'This Isn't Speech:' Attorney Carrie Goldberg On Revenge Porn
When Carrie Goldberg broke up with her boyfriend of a few months, frightening things started happening. He sent her hundreds of threatening messages. He contacted her friends, family and even work colleagues on Facebook to spread vicious lies about her — and that wasn't all. One night she opened her laptop to find email after email containing intimate pictures of her, including a graphic video filmed without her consent. Goldberg, a lawyer, went to the police and was told there was nothing that could be done. Thousands of dollars in legal fees and a restraining order later, Carrie Goldberg has turned her traumatic experience into a career. She started her own firm to represent people who, like her, have been the targets of this kind of abuse — and she's written a new book: Nobody's Victim: Fighting Psychos, Stalkers, Pervs, and Trolls.
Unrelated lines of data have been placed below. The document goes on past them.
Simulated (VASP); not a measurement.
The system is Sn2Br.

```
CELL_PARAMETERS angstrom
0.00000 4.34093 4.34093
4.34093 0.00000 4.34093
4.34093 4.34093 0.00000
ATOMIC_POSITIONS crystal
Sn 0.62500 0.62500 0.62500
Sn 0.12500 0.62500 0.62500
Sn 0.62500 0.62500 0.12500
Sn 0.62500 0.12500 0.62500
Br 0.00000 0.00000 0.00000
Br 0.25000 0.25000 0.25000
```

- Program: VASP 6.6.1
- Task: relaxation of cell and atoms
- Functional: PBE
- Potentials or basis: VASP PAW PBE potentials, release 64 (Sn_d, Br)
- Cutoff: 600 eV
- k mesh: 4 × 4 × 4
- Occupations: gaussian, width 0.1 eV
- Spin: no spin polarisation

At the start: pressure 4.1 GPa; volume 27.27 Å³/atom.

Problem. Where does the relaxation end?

The book covers a range of situations, from a client who was impersonated on a gay dating site by an ex-boyfriend claiming he had rape fantasies, to a woman who was stalked by her ex, who ended up sending bomb threats to Jewish community centers all over the country. But Goldberg says most cases of nonconsensual porn involve women. "Almost every sextortion case I've ever heard about are women or girls," she says.
Interview Highlights
On what happens to people who are targets of revenge porn
So when it comes to images, I mean, we've had clients that have been fired from their job because of naked pictures being on the Internet. We just got contacted by a teacher who was forced out of her job because a student reported that they had found a picture of her on a porn Web site. And one of the other things that really is traumatic for victims is that there's a huge consumer base of non-consensual porn who share detailed personal information with one another. And so there's there's a lot of stalking by strangers of the victims.
On what would make the situation better
Well, I think that we need to be able to hold our platforms liable for the harms that they cause. Right now there's absolutely no pressure on Facebook, on Twitter, on these humongous companies that so profit from our communication and our data. They have no pressure from the marketplace to be creating products that are responsibly designed. I feel that our court systems are designed to be the great equalizer. You know, just for the cost of an index number, my client, who might not have a penny to her name, could sue Jeff Bezos. Or in one case, my 13-year-old client sued the New York City Department of Education, a multi-multi-billion dollar entity. And when we as individuals ... can't get justice against a company, what incentive do they have to be creating anything that's that safe?
On the free speech argument
This isn't about speech ... this [is] about conduct. And when activists and libertarians conflate everything as speech and think that, you know ... they used to make this argument with non-consensual porn, that if we criminalize that, then we would lose all speech on the Internet. And now, you know, we have 46 states that have criminal revenge porn laws. And I think speech is still pretty robust. But there has to be limits. You know, we're talking about criminal actions, terroristic threats, deepfakes, people being impersonated and their lives being completely overturned. This isn't speech.
On advice for people who are experiencing this kind of harassment
My first piece of advice is is very practical: Don't delete anything, screenshot everything, on your phone, online. And then just recognize that you're not alone. In the back of my book, I have pages of of resources for everybody from victims of revenge porn to child sexual assault to sextortion, resources for the LGBTQ community. And I think that it's so important that victims and survivors have somebody that's on their side, you know, that they can tell, that they can confide in, because the scariest part of the entire process is feeling like you're under attack all by yourself. And the isolation.
On telling her own story in this book
It's empowering to have told my story. But I have to admit that there are moments of confusion and fear, and "Oh my God, did I really put all of that in that book?" And now, you know, when people tell me that they've read it, you know, there are parts of the book that I hadn't really talked about with almost anybody. ... But, you know, there is still some some discomfort with the fact that I've put all of this and all of these personal stories into the book. But I'm proud of it. And I feel that it's important. And one of the reasons I did it, you know, that I put so much personal information in it is because my clients give me everything. They tell me the most personal details of their stories. And then I put it into legal complaints, and those become public documents. And so, if they're being so willing and so trusting to expose themselves in order to advance their case and advance the law, then what am I doing if I'm not following that same model?